# Airbag light, bad connector under seat?



## DubGeek (Aug 29, 2003)

Bought a 2007 Eos Komfort line last night. As we prepared to leave the dealer, the airbag light came on. I went back in and they quickly pulled the car into the service bay. Scanned the fault, the manager said it was related to a problem with the seat airbag connector under the seat. He said a TSB had been issued regarding this connector and that it would be covered under warranty. He mentioned this was a problem across the board with Rabbits, Jettas, GTIs, etc. Anyone else encounter this? I'm hoping to get the car in for service this afternoon. I searched and couldn't find anything and nothing came up in the TSB thread either. Anyway, I'm glad to be a part of the Eos forum. http://****************.com/smile/emthup.gif Just wish I started out little better.


----------



## owr084 (Nov 15, 2004)

Don't sweat it. That usually happens by someone stuffing too much stuff under the seat and then moving the seat. Something snags the cable and then it triggers the light.
If you ever need your car scanned with VAG-COm, let me know. I am in NoVA too.


----------



## DubGeek (Aug 29, 2003)

*Re: (owr084)*


_Quote, originally posted by *owr084* »_Don't sweat it. That usually happens by someone stuffing too much stuff under the seat and then moving the seat. Something snags the cable and then it triggers the light.
If you ever need your car scanned with VAG-COm, let me know. I am in NoVA too.

Cool thanks. I've got a VAG-Com too, I wasn't going to clear it so the dealer can see the issue when I bring it in. I won't worry about it. http://****************.com/smile/emthup.gif


----------



## solarflare (Mar 28, 2007)

*Re: (DubGeek)*

When my airbag light came on it wasn't the seat connector like I had assumed, rather, it was the clock spring behind the steering wheel shorting out. Another common problem.


----------



## liquid stereo (Feb 26, 2003)

*Re: Airbag light, bad connector under seat? (DubGeek)*

This a common thing. There's even a TSB about it. My car was taken care of fairly easily.


----------



## just-jean (Sep 14, 2006)

*Re: Airbag light, bad connector under seat? (liquid stereo)*


_Quote, originally posted by *liquid stereo* »_This a common thing. There's even a TSB about it. My car was taken care of fairly easily.

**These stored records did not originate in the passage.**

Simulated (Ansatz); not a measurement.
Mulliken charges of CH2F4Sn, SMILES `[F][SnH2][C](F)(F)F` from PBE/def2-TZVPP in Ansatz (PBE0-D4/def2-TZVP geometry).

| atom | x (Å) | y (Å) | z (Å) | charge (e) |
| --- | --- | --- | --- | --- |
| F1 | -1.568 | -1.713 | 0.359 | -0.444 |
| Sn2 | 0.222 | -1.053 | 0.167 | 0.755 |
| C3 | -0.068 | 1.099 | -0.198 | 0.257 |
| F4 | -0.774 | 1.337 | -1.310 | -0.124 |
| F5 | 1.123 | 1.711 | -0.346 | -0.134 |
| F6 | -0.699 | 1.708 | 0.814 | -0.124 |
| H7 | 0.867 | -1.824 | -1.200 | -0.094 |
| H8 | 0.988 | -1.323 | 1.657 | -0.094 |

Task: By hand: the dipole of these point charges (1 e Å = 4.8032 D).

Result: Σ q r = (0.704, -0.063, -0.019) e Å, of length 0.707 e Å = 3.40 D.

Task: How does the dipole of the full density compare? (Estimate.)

x2.......they did both my seats as well.....they rewired a new connector under the seat.


----------



## DubGeek (Aug 29, 2003)

*Re: Airbag light, bad connector under seat? (just-jean)*

I've got an appointment for Monday to get this taken care of. http://****************.com/smile/emthup.gif


----------



## vweosdriver (Oct 30, 2006)

*Re: Airbag light, bad connector under seat? (DubGeek)*

I've had the passenger side air bag and the clock spring give warning lights and once fixed, so far, no more problems.


----------